In limited circumstances, an employer may be able to avoid its obligation under the Fair Work Act 2009 (Cth) to provide redundancy pay to an employee, including if it offers the employee reasonable alternative employment.  However, as highlighted by a recent case, what is ‘reasonable’ depends on all of the circumstances.

In a recent case before the Fair Work Commission (FWC), an employer was unsuccessful in its efforts to avoid triggering its statutory obligation to pay redundancy pay to employees covered by an enterprise agreement. 

What happened?

The employer offered employees new contracts of employment.  The employees had previously performed work exclusively at a site in Kogarah, New South Wales, but the new contract contained a clause requiring employees to move to Ingleburn, New South Wales, at the employer’s direction, if it decided to close down the Kogarah site.  The FWC accepted that it would take the affected employees between 38 minutes and over one hour and 15 minutes each way to travel between Kogarah and Ingleburn.

The FWC found:

  • the new contract contained inferior terms and conditions of employment compared to the employees’ current contract;   
  • the employees’ positions were made redundant by the closure of the Kogarah site;    
  • the employer failed to properly consult with employees about the redundancy, as required by the enterprise agreement;    
  • the offer of alternative employment at Ingleburn was not reasonable in light of the individuals’ circumstances, including caring responsibilities and the significant burden of additional travel time; and  
  • the employer’s offer to provide transport between Kogarah and Ingleburn did not transform the offer of employment at Ingleburn into a reasonable offer. 
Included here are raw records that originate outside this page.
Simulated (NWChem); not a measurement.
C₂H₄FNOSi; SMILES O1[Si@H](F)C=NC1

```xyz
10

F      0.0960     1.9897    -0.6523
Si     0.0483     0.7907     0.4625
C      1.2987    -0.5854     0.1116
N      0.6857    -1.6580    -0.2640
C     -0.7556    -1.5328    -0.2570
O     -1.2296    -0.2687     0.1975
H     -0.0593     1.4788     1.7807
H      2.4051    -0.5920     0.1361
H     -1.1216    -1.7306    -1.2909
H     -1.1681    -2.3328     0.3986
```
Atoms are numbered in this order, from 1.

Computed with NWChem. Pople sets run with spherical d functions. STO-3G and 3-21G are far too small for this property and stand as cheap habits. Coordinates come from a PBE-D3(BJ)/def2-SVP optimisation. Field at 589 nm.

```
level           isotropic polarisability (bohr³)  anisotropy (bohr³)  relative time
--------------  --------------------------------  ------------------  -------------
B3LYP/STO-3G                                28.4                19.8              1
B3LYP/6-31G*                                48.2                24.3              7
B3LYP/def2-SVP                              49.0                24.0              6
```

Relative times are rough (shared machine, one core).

As a result, the employees were entitled to redundancy pay pursuant to the enterprise agreement.

Lessons for employers

As highlighted in this case, the circumstances in which an employer can avoid paying redundancy pay are limited and will turn on the particular circumstances of the case.  Unless an employer is able to successfully demonstrate that it has obtained acceptable alternative employment for an employee, and that the employment is reasonable in light of the employee’s individual circumstances, it will need to comply with its obligations to provide redundancy pay to the employee.